China's domestic food production still has some upside as it has not yet achieved the efficiency level of North American and Australian agricultural sector.
 

PiSigma

"the engineer"
China's coastal region is affluent enough to be able to afford the exploitation of water desalination, reclamation, and preservation technologies to become water self sufficient. This will free up the water from the Western plateau to be used for development in the west, agriculture in the Central Plains and fracking for oil and gas in the Szechuan Basin. US Energy Information Administration estimated China to have the largest proven reserve of recoverable shale gas in the world.

China's domestic food production still has some upside as it has not yet achieved the efficiency level of North American and Australian agricultural sector.
Shale gas in Sichuan is a terrible idea, for gas production and water usage... There are plethora of reasons I won't go into.

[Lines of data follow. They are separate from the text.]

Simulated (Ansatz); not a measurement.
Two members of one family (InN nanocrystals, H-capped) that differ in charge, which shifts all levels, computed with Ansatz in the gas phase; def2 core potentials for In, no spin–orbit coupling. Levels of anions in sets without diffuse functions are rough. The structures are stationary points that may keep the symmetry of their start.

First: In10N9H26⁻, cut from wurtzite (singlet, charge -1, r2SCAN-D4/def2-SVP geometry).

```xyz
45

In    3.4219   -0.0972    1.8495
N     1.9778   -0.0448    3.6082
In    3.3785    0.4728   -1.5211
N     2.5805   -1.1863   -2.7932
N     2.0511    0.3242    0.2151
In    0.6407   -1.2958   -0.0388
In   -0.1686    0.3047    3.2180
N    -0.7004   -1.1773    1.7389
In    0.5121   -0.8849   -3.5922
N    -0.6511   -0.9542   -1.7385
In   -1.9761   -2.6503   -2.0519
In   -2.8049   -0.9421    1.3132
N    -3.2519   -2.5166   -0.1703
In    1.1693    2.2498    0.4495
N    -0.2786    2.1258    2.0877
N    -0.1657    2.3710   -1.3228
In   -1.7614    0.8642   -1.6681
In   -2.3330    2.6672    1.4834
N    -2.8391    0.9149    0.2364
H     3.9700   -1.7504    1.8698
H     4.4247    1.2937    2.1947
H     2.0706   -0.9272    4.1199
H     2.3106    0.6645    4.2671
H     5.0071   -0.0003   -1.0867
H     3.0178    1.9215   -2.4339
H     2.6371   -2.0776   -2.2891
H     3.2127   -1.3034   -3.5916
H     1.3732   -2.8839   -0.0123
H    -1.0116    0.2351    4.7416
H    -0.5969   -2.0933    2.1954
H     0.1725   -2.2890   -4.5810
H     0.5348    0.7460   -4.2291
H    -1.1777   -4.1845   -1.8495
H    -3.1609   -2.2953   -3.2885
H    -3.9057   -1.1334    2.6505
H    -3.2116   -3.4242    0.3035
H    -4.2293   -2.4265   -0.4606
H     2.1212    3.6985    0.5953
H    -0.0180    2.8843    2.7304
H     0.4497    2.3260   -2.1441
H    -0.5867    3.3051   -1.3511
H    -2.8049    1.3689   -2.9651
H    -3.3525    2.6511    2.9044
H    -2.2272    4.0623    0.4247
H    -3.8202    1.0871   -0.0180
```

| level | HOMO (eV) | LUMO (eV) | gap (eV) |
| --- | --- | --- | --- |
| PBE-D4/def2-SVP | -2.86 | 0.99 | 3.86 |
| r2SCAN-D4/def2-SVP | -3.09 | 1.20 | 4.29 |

But desalination of sea water for coastal usages is not economically feasible. It is extremely expensive and environmental damaging. The amount needed by even just the coastal provinces would require more energy than China is current producing with change. Also transporting it further inland would also be expensive. A single oil pipeline is in the order of billions, now water requirements are 100x more, so expect to cost even more (not linear of course).
 

Rettam Stacf

Junior Member
Registered Member
Shale gas in Sichuan is a terrible idea, for gas production and water usage... There are plethora of reasons I won't go into.

But desalination of sea water for coastal usages is not economically feasible. It is extremely expensive and environmental damaging. The amount needed by even just the coastal provinces would require more energy than China is current producing with change. Also transporting it further inland would also be expensive. A single oil pipeline is in the order of billions, now water requirements are 100x more, so expect to cost even more (not linear of course).

True, desalinated and reclaimed water is expensive and energy intensive. But Singapore did it. The coastal region of China is affluent enough to do the same. I did not say China has to do it for the entire country, just the coastal region.

If making the coastal region water independent enables China to be food independent and energy independent (or less dependent) while developing the economy in the West, and at the same time not antagonizing her neighbors in South and Southeast Asia, then it is worth it.
 

PiSigma

"the engineer"
True, desalinated and reclaimed water is expensive and energy intensive. But Singapore did it. The coastal region of China is affluent enough to do the same. I did not say China has to do it for the entire country, just the coastal region.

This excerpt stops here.